I know I've been annoying on the subject too. I know I have. And I swore I would not be this kind of person. One CANNOT dictate taste to other people. I KNOW this. It's rude. I remember the first time I read American Splendor... I was so blown away that I wanted to walk up to people on the street and MAKE them read it. Of course, I did not do this. That 'social restraint' mechanism in your head that keeps you from having public arguments with trees and cats and dumpsters and shit kicked in, as it should. I restrained myself, realizing that not everybody wants to have complete strangers come up on them raving and slobbering about Harvey Pekar.

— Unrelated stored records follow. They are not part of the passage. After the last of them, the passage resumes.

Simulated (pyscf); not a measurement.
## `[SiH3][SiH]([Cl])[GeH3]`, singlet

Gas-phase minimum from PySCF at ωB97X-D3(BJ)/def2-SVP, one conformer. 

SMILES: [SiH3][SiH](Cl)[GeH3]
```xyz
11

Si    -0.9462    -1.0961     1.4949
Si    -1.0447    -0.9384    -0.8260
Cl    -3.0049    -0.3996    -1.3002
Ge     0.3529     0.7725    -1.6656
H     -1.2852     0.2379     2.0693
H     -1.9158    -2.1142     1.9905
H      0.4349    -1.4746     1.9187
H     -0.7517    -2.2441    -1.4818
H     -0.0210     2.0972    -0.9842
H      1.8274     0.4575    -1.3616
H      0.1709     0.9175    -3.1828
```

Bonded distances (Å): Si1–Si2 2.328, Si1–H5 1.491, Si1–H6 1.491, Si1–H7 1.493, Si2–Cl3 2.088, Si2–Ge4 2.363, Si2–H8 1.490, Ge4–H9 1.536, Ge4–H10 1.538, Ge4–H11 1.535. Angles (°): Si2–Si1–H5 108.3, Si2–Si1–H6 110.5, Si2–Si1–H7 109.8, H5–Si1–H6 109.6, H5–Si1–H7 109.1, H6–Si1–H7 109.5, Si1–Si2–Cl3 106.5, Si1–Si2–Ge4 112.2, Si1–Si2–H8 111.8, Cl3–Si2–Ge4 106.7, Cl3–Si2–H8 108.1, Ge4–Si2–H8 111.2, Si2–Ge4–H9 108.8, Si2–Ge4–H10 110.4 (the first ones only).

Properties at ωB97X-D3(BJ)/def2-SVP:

That restraint is completely absent when the subject of John Lee Hooker comes up. 'You need to buy this,' I'll inform some poor fool down the racks from me. Apropos of nothing. Just turn to them and hold up the Rhino compilation like John Brown's bible. 'You see this? You need this. Right here. This is the VOICE OF GOD, DUDE.'
I've done this. Yes I have.
Not to say that I like the blues unconditionally, or that I could stand listening to it all the time either; I mean, come on, right? There are simply times you don't want to hear about how someone wants to lay on the railroad tracks and die. But then again, you can hear that in the context of the blues and it will raise you up in your heart like the St. Matthews Passion being sung in a big church will raise you up, if anyone can get with that.
I have no more in common with someone like Leadbelly now than I did when I was a poo-butt kid. I have no idea what it is about this particular kind of music that is speaking to me so clearly. None whatsoever. But nevertheless it cuts straight through me like I don't even exist. I'd like to be able to apologize if I've offended anybody, but to tell you the truth I'm not sorry because I did it for your own good.